In a new interview with CNBC, JYP Entertainment CEO J.Y. Park talks about how the foreign talent is key if K-pop is to stay relevant in the future.
26 Oct 2016 - 2:41 PM  UPDATED 26 Oct 2016 - 2:41 PM

It goes without saying that the popularity of K-pop has grown exponentially in the last decade or so, but if the genre is to remain globally relevant in the next decade and beyond, finding and fostering foreign talent will be increasingly important according to one of the industry's top figures.

JYP Entertainment CEO J. Y. Park recently sat down for an interview with CNBC and revealed that while K-pop at its current stage is currently still growing, the next stage will need something different. For Park, this "something" lies with foreign talent, particularly those from Japan and China:

"We're trying to figure out the next stage ... We can't just keep sending over Korean stars forever, we need to find the next thing. Now, I want to build with foreign talent and create something with young talented kids from Japan and China." 

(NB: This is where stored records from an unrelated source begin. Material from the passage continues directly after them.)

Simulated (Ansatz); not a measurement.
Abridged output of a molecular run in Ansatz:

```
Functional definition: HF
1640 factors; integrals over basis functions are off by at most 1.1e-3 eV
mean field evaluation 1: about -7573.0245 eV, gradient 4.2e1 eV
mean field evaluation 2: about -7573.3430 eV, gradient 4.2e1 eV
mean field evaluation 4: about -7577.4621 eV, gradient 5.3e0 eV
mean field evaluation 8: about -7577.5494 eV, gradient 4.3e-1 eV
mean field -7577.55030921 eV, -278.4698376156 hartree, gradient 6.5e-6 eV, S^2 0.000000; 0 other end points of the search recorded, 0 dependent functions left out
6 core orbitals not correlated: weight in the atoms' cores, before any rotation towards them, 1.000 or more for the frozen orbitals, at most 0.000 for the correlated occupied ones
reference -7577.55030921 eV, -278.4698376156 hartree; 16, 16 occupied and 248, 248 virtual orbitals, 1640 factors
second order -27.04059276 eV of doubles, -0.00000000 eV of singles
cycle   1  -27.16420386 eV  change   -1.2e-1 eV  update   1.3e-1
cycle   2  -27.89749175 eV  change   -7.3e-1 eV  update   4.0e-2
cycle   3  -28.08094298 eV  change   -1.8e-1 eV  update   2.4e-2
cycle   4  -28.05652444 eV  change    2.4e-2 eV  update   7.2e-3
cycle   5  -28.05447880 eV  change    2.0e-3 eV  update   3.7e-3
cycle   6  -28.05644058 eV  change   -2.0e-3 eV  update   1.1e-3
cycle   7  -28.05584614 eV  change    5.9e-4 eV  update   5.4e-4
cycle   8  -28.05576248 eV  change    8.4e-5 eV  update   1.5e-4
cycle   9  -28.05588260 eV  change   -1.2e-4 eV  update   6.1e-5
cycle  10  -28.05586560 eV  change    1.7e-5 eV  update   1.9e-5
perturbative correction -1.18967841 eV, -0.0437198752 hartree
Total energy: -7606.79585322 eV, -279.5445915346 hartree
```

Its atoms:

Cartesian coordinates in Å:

Park has already had some considerable success in fostering foreign talent with TWICE, JYP's nine-member girl group that consists of three Japanese, one Taiwanese, and five South Korean members. Since TWICE's debut in 2015, the group has quickly established itself as one of K-pop's hottest acts.

There is skepticism of Park's idea as some fear that the integration of foreign talent into K-pop could see the genre lose its quintessential quality, but the JYP CEO thinks this is far from a bad thing.

"We can't keep trying to get other cultures to love Korean stuff. Now, we have to try to understand theirs, and make something together. We owe them that, because they've been consuming Korean culture for so long."

Beyond his thoughts about integrating other cultures into K-pop (and his love of Rhianna and Bruno Mars), Park also noted that much of K-pop's success can be pinpointed to its industralisation:

"We've developed a system. Companies like ours have an academy, a sort of training system, to find young, talented kids and pull out the best in them. It started off organic, but we systematized it."

As for what future projects he's currently working on, Park kept his cards close to his chest, but he revealed that he is currently "creating something interesting" and that it is a "big project in the United States".